Cuba on the UN Human Rights Council: No One Should be Surprised / Juan Juan Almeida

When I was a lad, it seemed a crazy thing to see the instant when the results of the elections for members of the National Assembly, the Council of State, Council of Ministers and the Executive Committee were announced. It was, or is, for the high leaders of the eccentric Cuban Revolution, a moment of acting and feigning shock, the re-elected leaders embrace each other with artful surprise, as if they did not know beforehand what would happen.

For the same reason, but with different motives, the excessive outrage seemed quite ridiculous to me, this astonishment that some displayed on learning that Cuba (the government) had been chosen to be a member of the United Nations Council on Human Rights.

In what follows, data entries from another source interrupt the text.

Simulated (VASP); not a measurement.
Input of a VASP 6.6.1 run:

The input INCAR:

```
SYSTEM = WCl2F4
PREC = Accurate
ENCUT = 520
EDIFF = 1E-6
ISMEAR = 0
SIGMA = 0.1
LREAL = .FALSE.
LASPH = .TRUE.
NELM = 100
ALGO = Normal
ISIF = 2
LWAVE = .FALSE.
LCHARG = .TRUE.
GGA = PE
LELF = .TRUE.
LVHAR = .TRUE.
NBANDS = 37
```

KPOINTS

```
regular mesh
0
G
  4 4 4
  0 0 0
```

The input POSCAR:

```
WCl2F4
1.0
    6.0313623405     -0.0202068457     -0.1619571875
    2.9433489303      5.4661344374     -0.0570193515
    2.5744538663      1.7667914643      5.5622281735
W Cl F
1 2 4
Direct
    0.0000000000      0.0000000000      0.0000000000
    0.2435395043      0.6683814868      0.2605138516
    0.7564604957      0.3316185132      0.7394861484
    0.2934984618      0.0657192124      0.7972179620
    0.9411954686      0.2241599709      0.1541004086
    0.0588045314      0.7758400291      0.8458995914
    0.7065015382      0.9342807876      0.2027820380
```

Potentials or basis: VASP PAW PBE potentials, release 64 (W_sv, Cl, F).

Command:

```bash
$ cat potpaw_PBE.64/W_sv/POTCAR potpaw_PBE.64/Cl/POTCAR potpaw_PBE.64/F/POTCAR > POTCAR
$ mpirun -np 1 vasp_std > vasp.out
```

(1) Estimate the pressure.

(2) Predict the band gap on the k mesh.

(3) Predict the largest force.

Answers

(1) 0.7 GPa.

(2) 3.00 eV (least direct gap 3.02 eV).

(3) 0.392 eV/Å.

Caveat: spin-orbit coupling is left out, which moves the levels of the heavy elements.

Although some time ago I learned that politics carries a heavy dose of overacting, it’s hard to understand in this case the avalanche of opinions, running from hilarious outrage, to the point of lousy theatrics, through a sovereign naiveté, before the ironic reality that places the island as the country with the most votes from Latin America to occupy one of the two regional seats on the Human Rights Council during the term starting on 1 January 2014 that will run for three years.

Could so much astonishment be because they didn’t know that this appointment was expected? Did anyone really think it would be worthwhile to ask Havana to sign and/or ratify the international human rights accords?

Please, let’s be objective, the world has never been governed by the opinion of the millions of people who are underestimated daily, but by figures and statistics which, on frequent occasions, governments themselves invent, manipulate, alter, synthesize, multiply, sweeten… and you can add all the synonyms you want, because I know in “macropolitics” semantics is irrelevant.

It is well-known that compartmentalization has been and is the Cuban government’s most effective and most used weapon, as a result of which with dangerous frequency many analysts looking at the island do it from mistaken or fragmented perspectives that don’t allow them to have a real view of anything.

Meanwhile, the government itself, knowing that their capital and their exact limitations, through their embassies and different NGOs (for example CENESEX), buy into the opinions of some influences in the powerful groups, and manage to manipulate politicians, get commitments from entrepreneurs, get support from international artists, and use alliances such as ALBA. These are the new battalions that help them to transform old cannons into commercial contracts.

I wonder if at this point there is anyone who hasn’t noticed that when the world turned and the borders moved, the world map changed color.

Cuba is a poor nation, and not a bankrupt business, governed by very rich men, within a dictatorial group, with a family monopoly which, in other times, financed subversive movements, and which today invests great resources in lobbying in support of themselves in whatever international forums are held, because in their struggle, that of today, the adversary is simply an obstacle and what matters is knowing who to use as an ally to achieve your objectives.

Because for the Cuban government,as in the gangland underworld, or the strategic military academy, one’s associate is almost always a temporary comrade, who can be selected for certain issues from a list of enemies.